Scene 9 of A Winter in Waterloo in The Unusual Candidate
By Amin Ariana — November 2015
“Thanks for making it this far. We haven’t had a technical candidate make it to the seventh round in over six months. When my partner said you answered his Dynamic Programming question on the spot during the phone-screen, I ordered your flight from Waterloo right away” said the executive getting up from his chair behind the mahogany desk. I remained standing at the door, hiding my agony behind a smile. My entire right forearm showed second degree burns, but we didn’t talk about it. “I completed your questionnaire,” I said, offering the pad to him, “and looks like you have my resume.” “Indeed,” he said, sinking in thought for a long moment, “Indeed.” The red marker in his hand made me take a nervous in-breath.

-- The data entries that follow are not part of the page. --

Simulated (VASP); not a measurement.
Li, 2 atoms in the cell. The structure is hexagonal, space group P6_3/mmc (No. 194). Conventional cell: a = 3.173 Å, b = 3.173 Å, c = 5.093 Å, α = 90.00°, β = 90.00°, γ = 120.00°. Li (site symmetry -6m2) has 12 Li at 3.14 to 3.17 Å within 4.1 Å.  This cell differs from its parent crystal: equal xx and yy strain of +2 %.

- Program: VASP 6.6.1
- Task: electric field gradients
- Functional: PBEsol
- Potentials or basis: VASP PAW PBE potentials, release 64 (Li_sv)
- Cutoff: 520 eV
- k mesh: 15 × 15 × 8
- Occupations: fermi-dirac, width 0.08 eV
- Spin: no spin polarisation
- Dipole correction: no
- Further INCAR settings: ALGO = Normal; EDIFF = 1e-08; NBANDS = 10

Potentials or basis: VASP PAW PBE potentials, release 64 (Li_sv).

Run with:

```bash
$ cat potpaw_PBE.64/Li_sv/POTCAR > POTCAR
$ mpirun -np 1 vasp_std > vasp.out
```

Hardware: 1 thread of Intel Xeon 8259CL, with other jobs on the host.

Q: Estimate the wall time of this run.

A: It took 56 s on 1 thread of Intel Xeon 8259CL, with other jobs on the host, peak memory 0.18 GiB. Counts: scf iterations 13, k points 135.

“How do you enjoy Evanston, Illinois?” he asked. “I like it. The Winter lends a cozy atmosphere to the many churches I saw last night along the way” I said. “You must wonder why a Management Consulting company operates in such a small town?” he said. I smiled. He handed my resume back to me and said “Read that line”. I looked at my words inside his red circle. “Built a MIPS-based Operating System for a Virtual Machine” I read. “Did you build it all by yourself in college?” he asked. “Yes!” I said.
Him: You built an OS, with process execution, disk IO, memory virtualization, and networking capability all by yourself?
Me: Yes, with help from a professor.
Him: How did you code it?
Me: In C++
Him: How did you compile it?
Me: From the command prompt.
Him: In which Operating System?
Me: Unix
Him: So you needed an OS to create an OS?
Me, getting nervous: Yes
Him: What if you didn't have an OS to start with? What if you were building the first OS?
I paused in awkward silence. My left hand held a tight grip on my burned forearm. “Good question. I haven’t thought about it” I said. He tightened his lips together, smiling in the manner of Bill Gates, and without saying a word, made me understand that I wasn’t ready for him. I nodded in acknowledgement. I didn’t feel ready.
“How did you burn your arm?” he asked. “Last night I felt too hungry, so I microwaved water at the hotel for tea. The superheated water exploded when I opened the microwave” I said. “You know we expense candidate meals during their stay” he said. “I didn’t feel like I earned it, and I didn’t have money to risk a bill” I said. “You will,” he said, “after you find the answer to my question.” When you dismiss what you cannot explain, it explodes in your face.
“Not a fit for our firm,” the HR phone call informed me later that week. For a few weeks, I couldn’t explain what just happened. “Why should a CEO care so much about my understanding of the chicken-and-egg problem? What bearing will that have on the job of an engineer?” I asked my dad. “Where DID the first chicken come from?” he asked me. “The chicken and the egg were the same in the beginning,” I said in frustration, “They evolved. Just like Operating Systems, which evolved from binary instructions. You write a higher-level language’s compiler in a low-level language such as binary code; then you can compile anything in the high-level language, including the compiler itself. You never again need to write binary code. Nobody needs to remember how it all began, when you reach a higher plane.”
“Kind of like he doesn’t remember how you feel at the beginning of your career?” he asked. I turned white. “That’s what he meant!” I said. “What?” he asked. “He meant I should quit the chicken-and-egg problem of proving experience for a first-ever job.” I said. “But how?” he asked. “I am my first employer,” I said, holding the right-handed mouse with my left hand, “and I will suffer the pain of learning.”